WATERTOWN, Mass.—On June 4, the Armenian Library and Museum of America (ALMA) will feature acclaimed singer Eva Medzorian in concert with pianist Gegham Markarian. The special event will take place at 8 p.m. in the museum’s third floor Contemporary Art Gallery, an intimate venue where music and art collide. ALMA will also offer complimentary museum admission from 7-8 p.m., giving concertgoers the chance to enjoy ALMA’s exhibits before the show.
Medzorian embraces a wide variety of stylistic interpretations, each one being quite different from the next. By infusing brilliant flavors that range from Bossa Nova to jazz lounge, Medzorian will offer refreshing approaches to many beloved Armenian and American classics.
Tickets for the upcoming show are $10 each. ALMA members pay $8 and receive priority seating. Advance reservations are encouraged and may be made by e-mailing [email protected], calling (617) 926-2562, or pre-purchasing tickets on www.almainc.org.
Medzorian’s CDs will also be available for sale during the concert, with all CD proceeds benefitting Ajakits / Helping Hands, a non-governmental organization in Gyumri, Armenia that provides safe houses for women.
ALMA is located at 65 Main St. in Watertown. Parking is available in the municipal lot located directly behind ALMA.
The following is a description of exhibits currently being featured at ALMA.
“Fabric of a Culture: Traditional Armenian Costumes”
Mannequins have turned into muses in this new textile exhibit that features more than 20 authentic Armenian costumes from the late 19th century to 1915. It’s the largest North American display of authentic Armenian costumes from that period and explores the regional style of Armenian clothing from the district of Kessaria in the West to the mountains of the Caucasus in the East.
“Carved in Stone”
See the remarkable architectural models of iconic church designs by master craftsman Manoog Boyadjian of Chicago. Haghpat, Ejmiatsin, Hripsime, and Zvartnots are among the church models on view. Learn about the man, his work and the meaning of his models in the art culture of Armenia.
“Who Are the Armenians?”
All nations have a story to tell. The epic story of the Armenian people is a saga of perseverance, cultural triumphs and survival as a people throughout long periods of oppression, destruction, and genocide. Discover their amazing story and learn about this wonderful cultural heritage.

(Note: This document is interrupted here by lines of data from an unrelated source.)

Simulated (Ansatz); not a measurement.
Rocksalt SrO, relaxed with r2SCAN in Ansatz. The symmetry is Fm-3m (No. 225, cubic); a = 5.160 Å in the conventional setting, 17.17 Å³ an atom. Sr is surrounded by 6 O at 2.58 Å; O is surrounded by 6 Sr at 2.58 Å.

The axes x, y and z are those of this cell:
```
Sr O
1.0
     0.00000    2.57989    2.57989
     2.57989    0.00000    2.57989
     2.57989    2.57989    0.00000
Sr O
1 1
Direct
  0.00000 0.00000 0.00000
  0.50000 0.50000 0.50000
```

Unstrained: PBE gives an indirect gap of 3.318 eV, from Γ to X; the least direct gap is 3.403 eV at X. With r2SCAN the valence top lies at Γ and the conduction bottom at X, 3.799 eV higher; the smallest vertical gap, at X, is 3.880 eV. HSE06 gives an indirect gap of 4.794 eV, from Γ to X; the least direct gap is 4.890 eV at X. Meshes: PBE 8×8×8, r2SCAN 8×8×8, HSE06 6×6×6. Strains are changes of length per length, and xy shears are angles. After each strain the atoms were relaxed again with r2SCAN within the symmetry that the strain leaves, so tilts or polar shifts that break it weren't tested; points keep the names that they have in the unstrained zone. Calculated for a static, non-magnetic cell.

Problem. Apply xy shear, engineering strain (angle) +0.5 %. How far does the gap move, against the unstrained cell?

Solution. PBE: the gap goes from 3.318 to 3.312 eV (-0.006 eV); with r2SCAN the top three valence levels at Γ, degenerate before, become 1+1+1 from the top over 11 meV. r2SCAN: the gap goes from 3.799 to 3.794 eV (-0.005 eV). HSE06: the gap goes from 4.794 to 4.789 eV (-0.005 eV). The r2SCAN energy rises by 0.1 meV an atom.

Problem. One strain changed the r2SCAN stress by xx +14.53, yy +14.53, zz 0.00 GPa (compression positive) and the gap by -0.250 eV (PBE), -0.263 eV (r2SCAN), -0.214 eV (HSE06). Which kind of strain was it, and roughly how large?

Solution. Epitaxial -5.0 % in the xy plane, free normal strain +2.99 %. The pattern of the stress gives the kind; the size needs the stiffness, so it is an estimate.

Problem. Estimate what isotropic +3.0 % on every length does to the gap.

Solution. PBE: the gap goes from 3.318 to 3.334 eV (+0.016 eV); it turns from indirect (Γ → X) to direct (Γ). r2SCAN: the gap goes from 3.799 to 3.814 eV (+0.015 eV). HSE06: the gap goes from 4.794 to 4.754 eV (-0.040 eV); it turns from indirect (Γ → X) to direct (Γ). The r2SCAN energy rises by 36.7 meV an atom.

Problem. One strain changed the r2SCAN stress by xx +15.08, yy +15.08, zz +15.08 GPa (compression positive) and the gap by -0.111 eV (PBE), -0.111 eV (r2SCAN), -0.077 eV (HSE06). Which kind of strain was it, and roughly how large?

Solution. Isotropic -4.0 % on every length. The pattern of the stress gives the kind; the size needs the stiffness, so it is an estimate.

“The Armenian Musical Traditions”
Learn how religious, folk, troubadour, contemporary, and the unique Armenian American musical style played at picnics in the United States compose the world of Armenian music. The exhibit was made possible by contributions in memory of Frederick Margosian.
“Armenian Pottery Ceramics”
From 16th-century Iznik ceramics to 21st-century contemporary stoneware pieces, this exhibit showcases a wide breadth of ceramic vessels, plates, tiles, and ostrich-sized devotional eggs to provide a colorful survey of the history of Armenian pottery.